One tear and I freeze or go into the shake freeze state.
I have something similar. This has been a progression for me though. As I started to learn how to pick apart the primary and secondary emotion thing that JL spoke about, I noticed that my body responses changed. And those changed body responses allowed me to tie a singular emotion to that body response.
So for me it worked (and is working) a bit like this.
Sad is a tough emotion for me. I don't think I ever had time to be sad. And I either ignored it and moved forward or I slept (which now I think was a freeze before I even knew I froze). So here I am reverse engineering. When I figured out what it felt like to feel sad (not sad and mad and frustrated and tired and hungry and pissed off .... but JUST sad, I actually had a flashback to and incident where I was crying beyond any type of crying I have ever seen in anyone. As I was glimpsing this incident in my mind, I teared up. No noise, just teared up. And it wouldn't stop. Like a steady stream of tears that could go on for hours.

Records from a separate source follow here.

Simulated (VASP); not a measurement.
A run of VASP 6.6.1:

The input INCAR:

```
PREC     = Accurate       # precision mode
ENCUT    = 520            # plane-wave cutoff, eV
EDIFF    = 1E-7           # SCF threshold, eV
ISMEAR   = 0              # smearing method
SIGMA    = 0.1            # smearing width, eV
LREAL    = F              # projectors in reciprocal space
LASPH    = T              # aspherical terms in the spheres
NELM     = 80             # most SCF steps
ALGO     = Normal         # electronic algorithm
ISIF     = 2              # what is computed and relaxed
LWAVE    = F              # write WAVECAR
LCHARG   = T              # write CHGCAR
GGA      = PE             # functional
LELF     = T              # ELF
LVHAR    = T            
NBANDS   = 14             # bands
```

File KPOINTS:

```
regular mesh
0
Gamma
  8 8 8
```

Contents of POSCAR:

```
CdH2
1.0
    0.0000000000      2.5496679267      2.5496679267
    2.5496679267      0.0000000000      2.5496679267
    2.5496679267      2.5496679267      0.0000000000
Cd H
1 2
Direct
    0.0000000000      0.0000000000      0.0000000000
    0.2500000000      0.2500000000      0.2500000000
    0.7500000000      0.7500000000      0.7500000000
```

What I have been doing with this is trying to connect with that incident - but intellectually. What does one feel and do - how must one feel - when one is sad? What other words can I grab onto that may fit how that felt? Grief? Betrayal? Despair? Then I acknowledge (while still crying and this is hard because my go to is to be pissed off at myself for crying) that yeah, maybe it was more than sad. Maybe it was grief. Maybe it was.... (you know where I am going with this). When I hit the right word I stop crying. So can you find another word intellectually that might be stronger than sad? See if maybe that will help nail down why your body is tearing? I usually find that the closer I get to the emotion involved, the less the body is needing to show me that it is in distress.
If this doesn't connect with you, no worries, I won't be offended at all but will be sorry I wasn't able to help. -)
The advantage in understanding and identifying secondary emotions is that one can then work with them. Simply slowing down enough to clock the feelings we have about our own feelings can truly result in a better understanding of how to manage them, how to shift them, how to connect the dots between those feelings and the distorted thoughts or (negative) core beliefs that inspire them.
I have a posting in that 'feelings' thread about this happening to me with the feelings of disorientation, frustration and something else all rolled in together and teasing them apart. It really blew open my ability to be open to experiencing these shitty feelings one more time.
For me the word overwhelmed means I have a whole wackload of feelings spinning around and if I can name even one of them, I can feel myself lighten like crazy. Many times right after that another 'feeling word' pops into my head and so on. I think that process of naming an emotion with a real word (even if wrong) really changes the trajectory of healing. I am also finding that role of those spinning emotions has been to suppress my fear of experiencing anger over something. So maybe be forewarned because I am in this anger stage right now that is seriously screwing with my head. But at the same time it is super freeing and I am realizing that anger is helping me naturally put boundaries in place and to defend myself again rather than freeze on the spot.